May 18 2011: We met for our last session before the summer break. We took a quick “stroll” through the book of Acts. We noted the following:
1. Acts covers a span of 30 years, approximately 34 AD to 64 AD. 25% of Acts represents speeches given by the apostles.
2. The values of the early church are clearly stated in 2:43. This represents a spirit of community which fostered service, prayer, worship and unity among believers. In these golden days in the first few years in Jerusalem, believers were added by the thousands, primarily attracted by the conviction of the preaching and the lifestyle of the adherents. The actions of the Christians gave credibility to their message.
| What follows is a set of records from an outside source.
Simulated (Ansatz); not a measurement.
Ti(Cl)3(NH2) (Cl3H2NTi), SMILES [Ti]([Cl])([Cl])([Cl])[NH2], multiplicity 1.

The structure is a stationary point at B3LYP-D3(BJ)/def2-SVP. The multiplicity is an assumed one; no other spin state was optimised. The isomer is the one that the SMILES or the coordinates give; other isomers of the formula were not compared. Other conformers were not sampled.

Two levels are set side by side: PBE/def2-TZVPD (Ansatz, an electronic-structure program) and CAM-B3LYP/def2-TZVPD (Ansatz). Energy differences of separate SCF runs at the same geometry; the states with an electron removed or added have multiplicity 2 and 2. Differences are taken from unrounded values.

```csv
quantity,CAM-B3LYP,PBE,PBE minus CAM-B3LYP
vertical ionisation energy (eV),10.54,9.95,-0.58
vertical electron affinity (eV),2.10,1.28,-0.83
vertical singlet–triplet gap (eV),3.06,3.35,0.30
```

3. The first half of Acts (ch 1-12) feature Peter, who is mentioned more times in the NT than anyone other than Jesus. We also see, in ch 7, the martyrdom of Stephen and the rise of persection among the early church. Saul has a part in this, and the believers scattered throughout the countryside of Judea and Samaria.
4. In ch 10 we have the watershed epiphany in which Peter sees that “truly God shows no partiality,” and the spread of the message to Gentiles begins in earnest.
5. Chapters 13-28 feature Paul, beginning with his Damascus Road conversion. The early Christians move out to the edges of the civilized world with their radical message of God’s grace, “turning the world upside down.” (Acts 17:6) The end of Acts leaves us hanging as to whether or not Paul was martyred or released from his house arrest in Rome. The ancient world is silent on his fate which leaves us with many questions. Was Acts written just before his death? If so, why was no postscript ever added as to his fate if it was known? Why is it such a pervasive belief that he was martyred if no evidence exists? If he was not martyred, how does that impact the message of Acts?
The themes of Acts are the geographical spread of the message, through the power of the Holy Spirit. It becomes a message for all the nations and all the peoples. The “two men in white” have been a consistent presence in Lukan writing, i.e. Acts 1:10-11, Luke 24:4, Luke 9:3031. We suppose that this points to a continuity with Moses (law) and Elijah (prophet) as foundation for the new church. Also, it points to the Church as a fulfillment of Jewish scripture. There is in Acts an emphasis on unity and harmony in the Church under the direction of the Holy Spirit. We see from the key scripture, Acts 1:8, that being a witness to the power of God is the heart of discipleship.